When splitting equity, the founders in essence agree on the relative value of the capital, labor and IP each of them contributes to the venture. The typical drivers of value are:
- Labor: This is simply the time spent with the startup times the value of that time. What the time of each founder is worth depends mainly prior experience in venture building and industry-specific expertise.
- Capital: The actual cash or cash equivalents that a founder brings.
- IP: From a network in the industry to ‘having had the idea’, anything that cannot be appropriately reflected in the labor or capital category can be added here.
This may look as follows:
Allocation of shares of tech startup:
|Alice (junior developer, works 100%, ‘had the idea’ and wrote the code of the prototype)||350’000||0||100’000||450’000||45%|
|Bob (three prior exits, works 10% as advisor, brings seed capital and network)||50’000||50’000||50’000||150’000||15%|
|Eve (junior developer, works 100%, helped with the code for the prototype)||350’000||0||50’000||400’000||40%|
While it is easy to make up numbers, it is often very difficult to objectively value the contributions, not only from an economic perspective but also from a psychological perspective.
2 The Psychology of the Co-Founder Share Split
There are many emotional and psychological aspects at play when discussing the equity split with your co-founders. The fallacies we most often see in practice – without any claim to scientific accuracy – are:
- Avoidance / procrastination: Speaking about money and power is hard and uncomfortable, especially when there is a pre-existing personal relationship between the co-founders. As with anything that is hard and uncomfortable, we tend to avoid it or postpone it, hoping that the issue will never arise or resolve itself. However, speaking openly about the equity split avoids problems down the road and is a great way to find out how your co-founders handle difficult situations.
- Overconfidence-bias: Assessing your own skills and value objectively is notoriously difficult and we have a tendency to overconfidence: Be it in your university days with your flat-mates where each person is convinced that they clean the dishes more than the others, or on the road where a US study shows that an incredible 93% of American drivers rate themselves as above the median. So, when discussing the equity split, be aware that you are most likely overestimating your own value and underestimating what the others contribute. Also, getting the opinion of an independent third party (not your best friend or partner) can help to sanity check your own negotiation position.
- Relative deprivation / fairness: In principle, each founder should mainly care about whether the equity received is an appropriate compensation for the contribution and the risk. However, poverty research shows that our happiness depends not only on what we have in absolute terms, but also what we have relative to our peers. The split should therefore not only be a good deal for each co-founder in absolute terms, but it should also be fair in relative terms.

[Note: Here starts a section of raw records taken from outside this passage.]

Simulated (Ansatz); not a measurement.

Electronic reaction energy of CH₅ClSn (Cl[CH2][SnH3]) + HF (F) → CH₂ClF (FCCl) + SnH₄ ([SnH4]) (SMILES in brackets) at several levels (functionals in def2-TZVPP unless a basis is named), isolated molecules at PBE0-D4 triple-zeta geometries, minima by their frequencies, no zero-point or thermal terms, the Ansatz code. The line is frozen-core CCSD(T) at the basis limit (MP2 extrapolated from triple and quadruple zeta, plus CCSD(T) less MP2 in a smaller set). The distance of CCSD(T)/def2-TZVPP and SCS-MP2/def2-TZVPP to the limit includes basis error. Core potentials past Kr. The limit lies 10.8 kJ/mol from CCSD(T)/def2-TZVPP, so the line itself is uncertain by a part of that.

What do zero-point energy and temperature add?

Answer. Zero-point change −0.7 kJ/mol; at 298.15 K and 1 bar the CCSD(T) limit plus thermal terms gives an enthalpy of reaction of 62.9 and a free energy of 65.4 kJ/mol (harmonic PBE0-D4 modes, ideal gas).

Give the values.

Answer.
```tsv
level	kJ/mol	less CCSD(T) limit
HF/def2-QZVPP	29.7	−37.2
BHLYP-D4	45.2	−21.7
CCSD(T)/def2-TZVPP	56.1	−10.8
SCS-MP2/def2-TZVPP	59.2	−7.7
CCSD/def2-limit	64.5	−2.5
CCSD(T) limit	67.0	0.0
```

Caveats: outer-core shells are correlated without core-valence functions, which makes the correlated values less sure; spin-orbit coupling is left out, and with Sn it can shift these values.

The biggest and most common issue is that the co-founders simply do not address the co-founder equity split because it is uncomfortable and hard, or simply wrongly assume that everything is already clear. Do not avoid the topic and do not make assumptions about the expectations of the others. Discuss the equity split in-depth and embrace the fact that the discussion will likely be tough. It will significantly improve your chances for success – or you will realize that your co-founders are incompatible so you can fail fast and move on.
3 Common Approaches & Best Practice for the Share Split
3.1 Why the Even Split is a Bad Sign
When it comes to the actual method used, there are basically two common approaches:
- The even split: The 50/50 handshake is quick and simple and, according to the Harvard Business School startup guru Noah Wassermann, the solution most co-founders opt for. However, this is also the method most commonly used in teams that do not discuss the split in-depth, and the same research shows that startups with an even split have triple the unhappiness levels compared to startups that have an uneven split.
- Split based on value-based calculations: There are many different calculation methods, but they all share the same underlying principle: The co-founders agree on a valuation of the contribution of each founder and allocate the shares based on this valuation. While the details of the methods vary widely, the key is that the cofounders agree on a split based on an in-depth discussion.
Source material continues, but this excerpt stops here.